Cache in advance pattern
The second pattern is to build the Docker image with dependent libraries in advance of testing and use the image as a cache.
First, create the Dockerfile:
RUN mkdir -p /opt/app COPY requirements.txt /opt/app/ WORKDIR /opt/app RUN pip install -r requirements.txt COPY . /opt/app
Next, run it:
docker build –t ${TEST_IMAGE} . docker run ${TEST_IMAGE} py.test tests
This method works best if the dependencies (specified in requirements.txt, above) do not change often. In the example above, we installed dependent libraries by “RUN pip install -r requirements.txt” which means they will be cached in Docker until requirements.txt changes. Since everything is included in the Docker container, we will avoid the permission problem previously mentioned, but this method has its own drawback: if you change a single dependency, the entire cache is cleared.
External cache pattern
Finally, we have the external cache pattern. Here we took a hint from Travis CI’s approach. In this method, you make the Dockerfile like this:
RUN mkdir /root/.gradle RUN cd /root/.gradle; curl -skL https://s3-ap-northeast-1.amazonaws.com/${CACHE_BUCKET}/cache.20151201.tar.gz | tar zxf -
This very simple approach is much faster than making Gradle or sbt resolve and download the dependencies, even for the first build activation right after starting the slave. But the drawback is that you need to maintain an external cache.
Each approach has its own advantages and drawbacks. In many cases, we can run a test of Java project as root user and thus adopt the first approach without any drawbacks. For Python and Perl projects, however, it is much easier to debug if the dependencies are in the container, so we use the second approach. The third approach is especially useful to Java projects, so we are currently considering if we can adopt this method mixed with the host directory method.

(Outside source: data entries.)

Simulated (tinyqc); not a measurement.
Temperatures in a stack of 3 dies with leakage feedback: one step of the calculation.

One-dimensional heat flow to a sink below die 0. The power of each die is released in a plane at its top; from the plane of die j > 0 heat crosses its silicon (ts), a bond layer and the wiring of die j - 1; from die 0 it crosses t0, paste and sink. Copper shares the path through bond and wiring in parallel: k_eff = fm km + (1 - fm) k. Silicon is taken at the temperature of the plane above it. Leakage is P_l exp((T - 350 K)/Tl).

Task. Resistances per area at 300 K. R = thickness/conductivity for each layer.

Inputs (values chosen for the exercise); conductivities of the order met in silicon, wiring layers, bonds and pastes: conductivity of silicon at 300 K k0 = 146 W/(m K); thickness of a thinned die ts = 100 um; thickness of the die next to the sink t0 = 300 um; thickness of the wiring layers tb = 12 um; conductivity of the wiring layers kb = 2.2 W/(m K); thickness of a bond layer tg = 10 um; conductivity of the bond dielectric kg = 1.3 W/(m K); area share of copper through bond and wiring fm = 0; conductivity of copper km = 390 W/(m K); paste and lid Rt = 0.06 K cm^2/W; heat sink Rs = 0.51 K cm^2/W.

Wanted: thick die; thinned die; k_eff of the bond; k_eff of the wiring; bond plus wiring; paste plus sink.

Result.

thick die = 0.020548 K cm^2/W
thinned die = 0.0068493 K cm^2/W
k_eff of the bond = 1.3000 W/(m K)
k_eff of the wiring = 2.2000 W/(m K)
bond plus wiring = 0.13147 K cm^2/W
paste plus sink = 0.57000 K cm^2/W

4. Remove container after a build
If you don’t remove unnecessary containers after running the test, they will eventually use up host storage. Before removing the container, however, you must save the build result, result report, and the .war file. Otherwise, everything will be gone.
Here are two ways to remove containers after you get the build result:
Mount Jenkins’ workspace
The first method is to mount Jenkins’ workspace to the working directory of container. In the following example, first we set WORKDIR to/opt/app and then run docker.
docker run --rm –v $(pwd):/opt/app ${TEST_IMAGE} ./gradlew clean test
As a normal build tool often stores its result under the working directory, you don’t have to explicitly retrieve the build result from container. The result will just remain in Jenkins’ workspace after the test.
However, if the test needs to be run by a non-root user, you have to consider the permissions of the host directory within the Docker container. We experienced this issue when installing several libraries by npm, or using a library like testing.postgresql. If you don’t care about it, some problems may occur, such as failing to write the build result or to build itself in the next run.
We solve this permission problem in either of the following two ways.
In the first method, we write the result in the directory where the execution user has permission to write when running the build. Then we copy that file after the build. This is illustrated below, in a file called run.sh:
su test-user –c "py.test tests –-junit-xml=/var/tmp/results.xml" cp –p /var/tmp/results.xml .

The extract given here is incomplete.